NCAA News Wire
North Carolina holds off Notre Dame
CHAPEL HILL, N.C. — North Carolina coach Roy Williams said his team was the lucky one Monday night.
The 14th-ranked Tar Heels found an uptick in offense at just the right time, then benefitted from the sixth blocked shot of the season from point guard Marcus Paige to foil Notre Dame’s upset bid.
North Carolina came away with a 63-61 victory over the Irish at the Smith Center, the Tar Heels’ 12th consecutive win.
“Notre Dame was very unlucky,” Williams said. “We were the lucky ones tonight. … Feel very lucky and weird.
“I’m so tired of winning games ugly. It’s better than losing games ugly.”
The victory was not finalized until the Irish guard Eric Atkins was unable to score on a drive into the lane for the game’s last shot. The shot was partially blocked by Paige.
“I was in the right help spot,” Paige said. “It would have been a tough shot anyway.”
Atkins, who finished with 21 points, said he saw an opening.
“I thought I just had a clean layup,” he said, “but someone got there.”
Notre Dame coach Mike Brey said it made sense to go for the tie at that juncture because of how Atkins sliced into the lane.
“That was a pretty good read for him to get in there,” Brey said.
North Carolina (23-7, 13-4 Atlantic Coast Conference) moved into third place. The Tar Heels have a chance to finish anywhere from second to fourth place.
Notre Dame (15-16, 6-12) closed its first ACC regular season by losing four of its final five games. The Irish played without second-leading scorer Garrick Sherman, a senior center who sat out due to a hand injury.
Notre Dame guard Pat Connaughton scored 10 of his 17 points in the first 3:08 of the second half as the Irish closed within 42-37 after trailing by 15 points late in the first half. Guard Steve Vasturia had 11 points for Notre Dame.
“We defended well enough,” Brey said. “A couple of key turnovers at times hurt us.”
Forward James Michael McAdoo scored 14 points for the Tar Heels. Forward J.P. Tokoto added 11 points.

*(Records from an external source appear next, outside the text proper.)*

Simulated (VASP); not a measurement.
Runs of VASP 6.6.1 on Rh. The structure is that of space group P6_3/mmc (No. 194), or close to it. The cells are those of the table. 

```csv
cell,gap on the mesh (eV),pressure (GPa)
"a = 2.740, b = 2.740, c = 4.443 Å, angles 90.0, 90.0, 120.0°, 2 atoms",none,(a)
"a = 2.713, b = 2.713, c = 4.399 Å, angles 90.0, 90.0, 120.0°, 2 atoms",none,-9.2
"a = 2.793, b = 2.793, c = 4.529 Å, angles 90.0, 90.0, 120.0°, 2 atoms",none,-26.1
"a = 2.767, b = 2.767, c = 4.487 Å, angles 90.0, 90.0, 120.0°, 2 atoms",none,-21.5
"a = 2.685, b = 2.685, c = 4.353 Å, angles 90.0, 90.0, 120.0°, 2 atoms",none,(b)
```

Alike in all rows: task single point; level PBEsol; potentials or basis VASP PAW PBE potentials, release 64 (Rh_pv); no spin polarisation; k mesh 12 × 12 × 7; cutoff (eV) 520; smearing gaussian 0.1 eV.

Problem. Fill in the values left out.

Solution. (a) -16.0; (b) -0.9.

Paige made a 12-foot jumper to break a 50-50 tie with less than six minutes left. The Irish scored six of the next eight points before the Tar Heels surged.
McAdoo scored on a jumper from the lane in transition before a Notre Dame turnover and forward Brice Johnson’s basket gave North Carolina a 59-56 lead. Tokoto hit a jumper for the Tar Heels before the Irish used their final timeout with 1:15 to go.
Connaughton converted a three-point play off an offensive rebound with 52 seconds left, pulling Notre Dame within 61-59.
Paige missed a jumper, but he retrieved the rebound off a deflection. Paige then drained one of two free throws with 17.4 seconds to go.
Atkins scored on a drive to the basket at the 8.8-second mark. Paige went 1-for-2 again from the line with 6.6 seconds left before he disrupted Atkins’ final attempt.
Earlier, Notre Dame pulled even at 44-44 with 14:51 left. Vasturia’s 3-pointer on the next possession gave the Irish a 47-46 lead.
North Carolina, which topped Notre Dame 73-62 on Feb. 8 at South Bend, Ind., scored only nine points in the first 14 minutes of the second half.
“We couldn’t throw it in the ocean there for a while,” Williams said.
Brey said he was encouraged that North Carolina shot only 40.9 percent from the field in the second half, when the Tar Heels were charged with seven of their 10 turnovers.
“We were really good (on defense) and in position,” Brey said. “There is something to build on there where we dug in defensively.”
The 22 second-half points for North Carolina matched the team’s fewest in a half this season. The Tar Heels also had 22 first-half points at Syracuse.
North Carolina led 41-27 at halftime after shooting 50 percent (16-for-32) from the field.
A couple of baskets off offensive rebounds by forward Joel James pushed North Carolina to a 23-13 edge with 7:50 left in the half.